However, the Court must also consider whether the requested statutory damages are reasonable in relation to the costs saved by Defendants and the license fees Plaintiffs "lost" when Defendants refused to comply with the requirements of the Copyright Act. Spring Mount , 555 F.Supp.2d at 544 (E.D. Pa. 2008). "Recognizing the important deterrent purpose served by statutory damages, courts routinely compute statutory damages in cases... [involving copyright infringement] between two to six times the license fees defendants saved' by not obeying the Copyright Act." It's Amore Corp., 2009 WL 1886038, at *8. See also DeGallo , 872 F.Supp. at 169 ("It appears that, in the narrow class of cases dealing with willful, unauthorized, musical performances in public establishments, the damages awards range from two times the licensing fee to five times the licensing fee.").

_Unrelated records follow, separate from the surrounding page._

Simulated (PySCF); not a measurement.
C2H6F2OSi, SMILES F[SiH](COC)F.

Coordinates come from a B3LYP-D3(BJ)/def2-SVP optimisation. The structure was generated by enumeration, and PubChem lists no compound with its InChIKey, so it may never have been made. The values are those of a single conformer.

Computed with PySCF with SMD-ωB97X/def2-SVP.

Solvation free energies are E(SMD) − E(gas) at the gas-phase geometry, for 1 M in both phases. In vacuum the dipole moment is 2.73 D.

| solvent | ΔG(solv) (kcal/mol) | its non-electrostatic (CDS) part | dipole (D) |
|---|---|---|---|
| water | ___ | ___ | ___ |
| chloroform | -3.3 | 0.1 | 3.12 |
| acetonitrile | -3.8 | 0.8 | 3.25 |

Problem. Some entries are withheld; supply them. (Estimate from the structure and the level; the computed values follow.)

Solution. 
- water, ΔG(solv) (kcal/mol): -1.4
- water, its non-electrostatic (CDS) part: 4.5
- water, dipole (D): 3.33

Here, according to the declaration of Mr. Stevens, Plaintiffs lost an estimated approximately $6, 425.00 in license fees between December 2010 and November 2013. (Doc. No. 12-3 ¶ 17.) Mr. Stevens also states that the current annual license fee would be approximately $2, 250.00, and that Defendants are still performing unlicensed music owned by Plaintiffs. (Id.) Thus, the Court understands that Plaintiffs are asserting a total loss of $8, 675 in potential licensing fees due to Defendants' unwillingness to enter into a licensing agreement. The total requested statutory damages of $30, 000 therefore represents roughly three-and-a-half times the asserted lost revenue.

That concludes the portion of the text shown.